Unlike real estate, we don't have a large buy-in cost, so we can rent out very very cheaply; far cheaper than just about any other form of advertising. If you have a generic descriptive domain that gets 30 or so type ins per month, why not lease that domain to a prospective buyer for say £5 per month? Less than 20p per click. On a name that has a £3 per year carry cost, that's a great return. You get to keep the domain and benefit from its capital growth. Hopefully, the key to finding 'domain tennants' will be in not being greedy with the rental fees. Anything over 25p per month is profit. Not only that, but if you can show a portfolio of leased names with a regular rental income, you have then got a product worth selling, either in part or whole.
That's an interesting way of looking at things. However, the "damage" somebody can cause to a domain name, for example by using it to spam, by promoting it inappropriately, or indeed even by associating it with a very specific product, company or industry for a couple of years and then suddenly dropping the lease (forcing the domain name to be redirected elsewhere) is potentially huge.
Legal protections could be put in place to govern a lot of the above, but there's no margin to draw up and enforce the type of contracts that would be required if you're talking about pennies or pounds a month.

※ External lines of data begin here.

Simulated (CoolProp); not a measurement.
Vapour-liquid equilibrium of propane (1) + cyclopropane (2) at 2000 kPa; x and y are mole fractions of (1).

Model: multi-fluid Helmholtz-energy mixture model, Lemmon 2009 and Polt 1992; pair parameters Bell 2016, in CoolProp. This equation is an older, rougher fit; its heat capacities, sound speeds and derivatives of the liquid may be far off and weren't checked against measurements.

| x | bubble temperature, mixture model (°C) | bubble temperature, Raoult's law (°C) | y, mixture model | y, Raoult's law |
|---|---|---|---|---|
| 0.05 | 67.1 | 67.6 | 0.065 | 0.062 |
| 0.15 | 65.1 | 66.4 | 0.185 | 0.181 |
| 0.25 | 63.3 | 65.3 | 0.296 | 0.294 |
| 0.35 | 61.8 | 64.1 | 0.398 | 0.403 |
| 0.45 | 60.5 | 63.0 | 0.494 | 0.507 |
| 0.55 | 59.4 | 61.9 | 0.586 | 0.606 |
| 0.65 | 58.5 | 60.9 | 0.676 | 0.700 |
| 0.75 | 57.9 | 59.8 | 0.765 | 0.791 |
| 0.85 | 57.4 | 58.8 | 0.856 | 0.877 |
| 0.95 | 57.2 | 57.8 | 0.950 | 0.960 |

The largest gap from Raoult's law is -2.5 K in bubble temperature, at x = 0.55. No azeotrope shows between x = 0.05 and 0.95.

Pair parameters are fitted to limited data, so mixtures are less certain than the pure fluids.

Not to mention the "credibility factor" in that somebody in a management/decision role at a company of any size simply won't be willing to take the time to get educated about the benefits of a service that costs a few pounds a month - they're "on the clock" on company time, and that time's far too valuable to spend it grappling with something they're initially going to be completely unfamiliar with.
That's not to say leasing wouldn't work - it is probably a very exciting business model, if done right and with the appropriate legal and other groundwork up front - but it's going to need to be priced at a more "credible" level of probably no less than £50-100 a month to get any traction at all.
Expanding on the above, there's potentially a new service opportunity for a turnkey, credit card billed domain leasing service, where the lease-taker can set up the arrangement with a few clicks and pay a deposit plus the first quarter's lease up front, giving them instant access to certain DNS settings for the domain name. Then (say) 15 days before the end of each quarter, they will be rebilled for the following quarter, allowing them to maintain their control over the domain.
Taking this one step further, the leasing provider could ultimately take the domain name "into trust" (with all appropriate/necessary safeguards) thus reassuring the lease-holder that the owner of the name literally can't run away with it/sell it from under them, thus disrupting a marketing push.